So, a bit of primer: I was looking at this question, and I did notice that there were some serious shortcomings of it on its first revision.
Let's point out some issues:
- It's unclear
- It's poorly worded
- The formatting is nonexistent, so the question is unusual and ambiguous to a casual passer-by.
Yet people were eager to answer it despite not understanding what the problem was they were trying to solve. No big deal; downvote and comment to explain why their solution was incomplete at best. That worked for the majority of the bad answers.
With a bit of editing, the question was fixed, so at least the question was better worded, and the formatting was made to make sense with what was actually typed.
However, the fact remained that it was still unclear.
I'm not going to deny that I decided to cast the close vote, but I did so with the full expectation that the OP would come back to fix the deficiencies in their question; namely, clarifying their constraints. Without that, it's simply not an answerable question.
About 7 to 10 minutes later (going off of the comments), the OP does clarify their constraint, and I urge them to edit it into their question, which they do. Cue better answers. Even I start typing up an answer to it, only to find out that the question had been closed, literally milliseconds before I could press the button.

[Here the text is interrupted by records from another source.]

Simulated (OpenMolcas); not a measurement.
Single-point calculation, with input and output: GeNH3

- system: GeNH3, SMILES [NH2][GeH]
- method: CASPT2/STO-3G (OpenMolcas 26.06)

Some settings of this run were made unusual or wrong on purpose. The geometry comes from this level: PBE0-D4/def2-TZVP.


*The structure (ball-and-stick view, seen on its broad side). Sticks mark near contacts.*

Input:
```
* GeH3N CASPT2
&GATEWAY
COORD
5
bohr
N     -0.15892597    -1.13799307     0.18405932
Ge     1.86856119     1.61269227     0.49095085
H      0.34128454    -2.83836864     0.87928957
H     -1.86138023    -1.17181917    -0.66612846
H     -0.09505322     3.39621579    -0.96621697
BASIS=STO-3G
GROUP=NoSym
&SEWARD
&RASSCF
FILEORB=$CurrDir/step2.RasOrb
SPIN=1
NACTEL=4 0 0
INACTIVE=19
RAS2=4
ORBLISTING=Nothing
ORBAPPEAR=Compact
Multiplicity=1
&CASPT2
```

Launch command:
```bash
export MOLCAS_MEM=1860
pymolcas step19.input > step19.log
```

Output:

Well, I'll admit that the question itself isn't all that great. It's a general "How do I do X?" kind of question, and if I were in a different mindset (that is, mid-2012 to early-2013 mindset), I'd have downvoted, closed, and moved on. However, that would have sharply ignored the potential quality of the answers themselves, which isn't exactly fair.
But I decided to give the asker the benefit of the doubt and spend some time to answer their question. They held up their end of the bargain by making their question answerable.
I feel like we rewarded that with a slap in the face; their question is put "on hold" now. Perhaps a few of us were too hasty in our choice to close the question, since after the first ten minutes of the question's existence, it was answerable.
Not just that, but I too feel a bit cheated; there was a good thirty minutes of time used up to answer a question - and not just provide an answer, but provide an explanation of the answer, too. All to see the door slammed on my face.
Why are we so eager to close questions? I realize that I did the same, but the point was to encourage the OP to come back and fix their problems, which they did. The question shouldn't have been closed as "unclear".
What are everyone else's thoughts on a situation like this? Was I too eager? Am I overreacting?